I’m not striking but for once I sort of wish I was
This blog is written by a group of people with different experiences and therefore different perspectives.
Tomorrow one of my colleagues will have a piece up explaining why he, and many others, will be striking. I imagine his perspective will be representing the vast majority of local authority workers and rightly so. With that in mind I thought it would be appropriate to put the view of someone who won’t be striking now save it interfere with the rightful coverage of a large amount of public sector workers who feel pretty badly treated.
Normally, not striking is fairly easy. In fact, the main reason I am no longer a member of a trade union is that a lot of the previous strikes have been for reasons I just don’t think justify a strike. Indeed, the last major strike over pensions, in defence of the “rule of 85” if I remember correctly, was exactly that type of strike; elitist and a little stupid.
However, this time it’s different. Rather than feeling opposed to the strikers I actually have quite a lot of sympathy with them.
In Local Government there are three issues that make up this strike and I’d like to cover each of them in turn:
1) Career Average Pensions: I don’t know if the Unions would have gone on strike if this was all that was on the table. I fear they would have but hope they know better. Personally, I support a switch to career average. Not being a local government senior manager means the alternative is probably better for me and even if I was a senior manager I like to think I’d recognise that the current position is simply unfair (taking money from the pension pot of the low paid to give to Chief Exec is not my idea of fair).
2) Increasing the retirement age. Ok, so I’d rather not work until I’m 68 but in reality I know that my life expectancy is only going upwards so rationally I know this has to happen. And it’s not as if I’m forced to do the same job until 68; I can still leave my current job at 55 if I really want to; I just won’t get my pension until 68 which, although unfortunate, seems fair to me.
So far, you can see why I’m not striking; in fact I’m sure some of my colleagues would see me as being practically a Tory (although I choose not to declare my voting allegiance ). Now back to the strike:
3) Increase contributions by 3.2% of total salary: Assuming a normal 6.5% contribution this is roughly a 50% increase in pension contributions. This increase will not lead to an improved pension or guarantee an existing pension (see above). It is not based on actuarial advice or on an understanding of the liabilities of our pension fund. In fact, as far as I can tell it is based on no numbers at all (if it was it would surely not be the same in every scheme across the public sector?)

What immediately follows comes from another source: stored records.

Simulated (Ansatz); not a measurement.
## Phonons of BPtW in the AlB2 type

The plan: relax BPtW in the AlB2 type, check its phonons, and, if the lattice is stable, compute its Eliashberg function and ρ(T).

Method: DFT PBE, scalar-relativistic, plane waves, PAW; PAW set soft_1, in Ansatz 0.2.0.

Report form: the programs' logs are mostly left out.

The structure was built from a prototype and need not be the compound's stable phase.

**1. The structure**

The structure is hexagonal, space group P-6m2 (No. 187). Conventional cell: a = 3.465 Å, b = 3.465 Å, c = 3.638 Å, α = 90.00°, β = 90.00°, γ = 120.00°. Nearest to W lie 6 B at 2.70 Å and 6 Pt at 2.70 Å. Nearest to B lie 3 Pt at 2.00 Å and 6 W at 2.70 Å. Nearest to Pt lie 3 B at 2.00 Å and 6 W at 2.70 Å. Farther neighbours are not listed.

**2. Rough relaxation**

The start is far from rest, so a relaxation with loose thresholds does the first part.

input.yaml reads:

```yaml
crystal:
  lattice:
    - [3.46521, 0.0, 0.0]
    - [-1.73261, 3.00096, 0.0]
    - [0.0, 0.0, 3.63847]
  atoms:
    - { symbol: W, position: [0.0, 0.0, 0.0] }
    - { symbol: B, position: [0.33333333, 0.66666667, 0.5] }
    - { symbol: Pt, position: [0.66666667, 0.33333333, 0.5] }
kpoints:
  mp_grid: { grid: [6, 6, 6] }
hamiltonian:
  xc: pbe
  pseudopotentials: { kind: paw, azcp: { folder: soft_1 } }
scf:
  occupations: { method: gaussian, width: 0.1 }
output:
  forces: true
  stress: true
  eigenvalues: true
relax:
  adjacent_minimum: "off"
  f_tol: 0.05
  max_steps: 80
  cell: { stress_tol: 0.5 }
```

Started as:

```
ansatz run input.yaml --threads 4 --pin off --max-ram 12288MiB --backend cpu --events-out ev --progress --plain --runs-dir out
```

Thus, all we can deduce is that the 3.2% increase is nothing more than a 3.2% cut in our pay. A cut that comes at a time when there have been no pay increases for two years (and none offered for at least the next two) and inflation at 5% for at least one of them. Now, if the Government had argued that the 3.2% cut would enable us to lose less jobs I might (emphasise might) have been persuaded.
They didn’t and it won’t.
Thus, to make this 3.2% increase and pretend it is part of a pensions reform is at best confusing the issue and at worst downright dishonest. It’s just deficit reduction by a different name.
So whilst I agree with the Government over 1 and 2; on issue 3 I find it very strange that the Government are acting in the way they are. Indeed, if I was running their Francis Maude (I assume he is robotic as he repeats the same sound-bite again and again) I would be telling him to ensure that 1 and 2 get passed (to ensure long term sustainability of the schemes) and deal with 3 later (or compromise on 3); maybe as part of a rolling review of liabilities in each scheme (the non-funded schemes might have to pony up some cash but I’d still negotiate that separately).
So tomorrow, when everyone else is striking and I’m crossing the picket line with my head down, for once it won’t be because I disagree with my striking colleagues. I might not fully agree with them either but until the Government can really justify their position re the LGPS and this mythical 3.2% ‘essential’ pay cut you won’t find this blogger with a bad word to say about the strikers either.